How to generate strings that share the same hashcode in Java?
I think find a equal-hash string from a long string is too hard, it's easy when find equal-hash string of an short string (2 or 3). Look at the equation below. (sorry I cant post image cause me new member)
Notice that, "FB" and "Ea" have the same hashcode, and any two strings like s1+"FB"+s2 and s1+"Ea"+s2 will have the same hashcode. So, the easy solution is finding any 2-char substring of existing string and replace with a 2-char substring with the same hashcode
Exmaple, we have the string "helloworld" get 2-char substring "he", hashcode("he") = 'h'*31 + 'e' = ('h'*31 + 31) + ('e' - 31) = ('h'+1)*31 + 'F' = 'i' + 'F' = hashcode("iF") so the desire string is "iFlloworld" we have increased 'h' by 1, we can increase by 2, or 3 etc (but will be wrong if it overflow the char value)

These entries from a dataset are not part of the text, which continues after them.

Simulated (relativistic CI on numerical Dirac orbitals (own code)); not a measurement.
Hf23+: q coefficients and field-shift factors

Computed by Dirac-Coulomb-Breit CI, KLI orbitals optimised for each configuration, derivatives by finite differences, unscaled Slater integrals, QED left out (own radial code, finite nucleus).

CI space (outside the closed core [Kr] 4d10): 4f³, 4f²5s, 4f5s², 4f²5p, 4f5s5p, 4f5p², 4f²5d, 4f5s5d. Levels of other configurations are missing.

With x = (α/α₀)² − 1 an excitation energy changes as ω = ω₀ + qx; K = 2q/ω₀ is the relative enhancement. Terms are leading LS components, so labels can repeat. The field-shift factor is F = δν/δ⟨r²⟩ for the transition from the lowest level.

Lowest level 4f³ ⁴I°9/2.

The below code run well with small level, it will wrong if the level is big, make the char value overflow, I will fix it later if you want (this code change 2 first chars, but I will edit code to 2 last chars because 2 first chars are calc with largest value)
public static String samehash(String s, int level) {
if (s.length() < 2)
return s;
String sub2 = s.substring(0, 2);
char c0 = sub2.charAt(0);
char c1 = sub2.charAt(1);
c0 = (char) (c0 + level);
c1 = (char) (c1 - 31 * level);
String newsub2 = new String(new char[] { c0, c1 });
String re = newsub2 + s.substring(2);
return re;
}
see a test method, basically, so long as you match, a1*31+b1 = a2*31 +b2, which means (a1-a2)*31=b2-b1
public void testHash()
{
System.out.println("A:" + ((int)'A'));
System.out.println("B:" + ((int)'B'));
System.out.println("a:" + ((int)'a'));
System.out.println(hash("Aa".hashCode()));
System.out.println(hash("BB".hashCode()));
System.out.println(hash("Aa".hashCode()));
System.out.println(hash("BB".hashCode()));
System.out.println(hash("AaAa".hashCode()));
System.out.println(hash("BBBB".hashCode()));
System.out.println(hash("AaBB".hashCode()));
System.out.println(hash("BBAa".hashCode()));
}
you will get
A:65
B:66
a:97
2260
2260
2260
2260
2019172
2019172
2019172
2019172
edit: someone said this is not straightforward enough. I added below part
@Test
public void testN() throws Exception {
List<String> l = HashCUtil.generateN(3);
for(int i = 0; i < l.size(); ++i){
System.out.println(l.get(i) + "---" + l.get(i).hashCode());
}
}
AaAaAa---1952508096
AaAaBB---1952508096
AaBBAa---1952508096
AaBBBB---1952508096
BBAaAa---1952508096
BBAaBB---1952508096
BBBBAa---1952508096
BBBBBB---1952508096
below is the source code, it might be not efficient, but it work:
public class HashCUtil {
private static String[] base = new String[] {"Aa", "BB"};
public static List<String> generateN(int n)
{
if(n <= 0)
{
return null;
}
List<String> list = generateOne(null);
for(int i = 1; i < n; ++i)
{
list = generateOne(list);
}
return list;
}
public static List<String> generateOne(List<String> strList)
{
if((null == strList) || (0 == strList.size()))
{
strList = new ArrayList<String>();
for(int i = 0; i < base.length; ++i)
{
strList.add(base[i]);
}
return strList;
}
List<String> result = new ArrayList<String>();
for(int i = 0; i < base.length; ++i)
{
for(String str: strList)
{
result.add(base[i] + str);
}
}
return result;
}
}
look at String.hashCode()
public int hashCode() {
int h = hash;
if (h == 0) {
int off = offset;
char val[] = value;
int len = count;
for (int i = 0; i < len; i++) {
h = 31*h + val[off++];
}
hash = h;
}
return h;
}
I was wondering if there was a "universal" solution; e.g. some constant string XYZ
, such that
s.hashCode() == (s + XYZ).hashCode()
for any string s
. Finding such a string involves solving a fairly complicated equation ... which was beyond my rusty mathematical ability. But then it dawned on me that h == 31*h + ch
is always true
when h
and ch
are both zero!
Based on that insight, the following method should create a different String with the same hashcode as its argument:
public String collider(String s) {
return "\0" + s;
}
If NUL characters are problematic for you, prepending any string whose hashcode is zero would work too ... albeit that the colliding strings would be longer than if you used zero.